Çiğdemtepe Mound is located approximately 15 km northwest of Bayburt within the boundaries of Çiğdemtepe Village in the central district (Figures 1&2). The mound is positioned at the western end of the plateau and extends in an east-west direction, at the eastern end of the village from which it got its name. The mound lies to the south of Mam Su. Access to the mound is provided by the stabilized road going east through the village.
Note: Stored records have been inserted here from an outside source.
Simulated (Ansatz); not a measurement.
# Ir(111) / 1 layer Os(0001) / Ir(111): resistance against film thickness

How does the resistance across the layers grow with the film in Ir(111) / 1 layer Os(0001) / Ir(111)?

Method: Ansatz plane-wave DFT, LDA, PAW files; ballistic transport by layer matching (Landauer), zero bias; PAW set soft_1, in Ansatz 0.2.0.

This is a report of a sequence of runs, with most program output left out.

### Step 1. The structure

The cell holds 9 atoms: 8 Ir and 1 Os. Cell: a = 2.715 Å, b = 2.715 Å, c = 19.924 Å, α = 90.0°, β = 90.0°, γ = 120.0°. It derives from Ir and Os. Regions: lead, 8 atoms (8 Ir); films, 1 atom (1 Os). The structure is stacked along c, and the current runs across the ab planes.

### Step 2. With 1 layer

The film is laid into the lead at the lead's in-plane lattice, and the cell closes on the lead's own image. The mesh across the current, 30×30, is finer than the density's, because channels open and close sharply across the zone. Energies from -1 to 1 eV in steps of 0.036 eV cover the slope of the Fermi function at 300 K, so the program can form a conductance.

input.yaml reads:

The locality of Çiğdemtepe Mound has prevented the mound from being adversely affected by agricultural activities. However, due to its remote and off-the-road location, it has been exposed to extensive illegal excavations. On the northwest, northeast, and south slopes of the mound, treasure hunter pits had been spotted prior to the excavations (Sagona, 2004, p. 121). Furthermore, illicit digging pits have been found in the form of rings formed at regular intervals from the top to the fringes of the mound (Figures 2&3). Sagona carried out important studies that revealed the archaeological potential of the Bayburt region and identified Çiğdemtepe Mound in 1990 (Sagona, 1992, p. 398; 2004, p. 121, Figs. 13/1, 14/1, p. 321). Based on the section in the treasure hunter pits on the northeastern slope of the mound, he mentioned an Early Bronze Age settlement, mainly pertaining to the Iron Age. In addition, starting from the church located approximately 300 meters south of the mound, he claims medieval deposits to also be present in the mound (Sagona, 2004, p. 121). Rescue excavations were carried out for a short time in 2018 under the presidency of the Bayburt Museum Directorate and conducted in the vaulted tunnel remnant located on the northeast slope of the mound. In these superficial and more protective surveys, mostly Middle and Early Bronze Age ceramic fragments were unearthed in the interior of the vaulted architectural remains. On the other hand, a few Iron Age pottery pieces were found, in addition to many amorphous and profiled ceramic pieces being spotted at different points of the mound.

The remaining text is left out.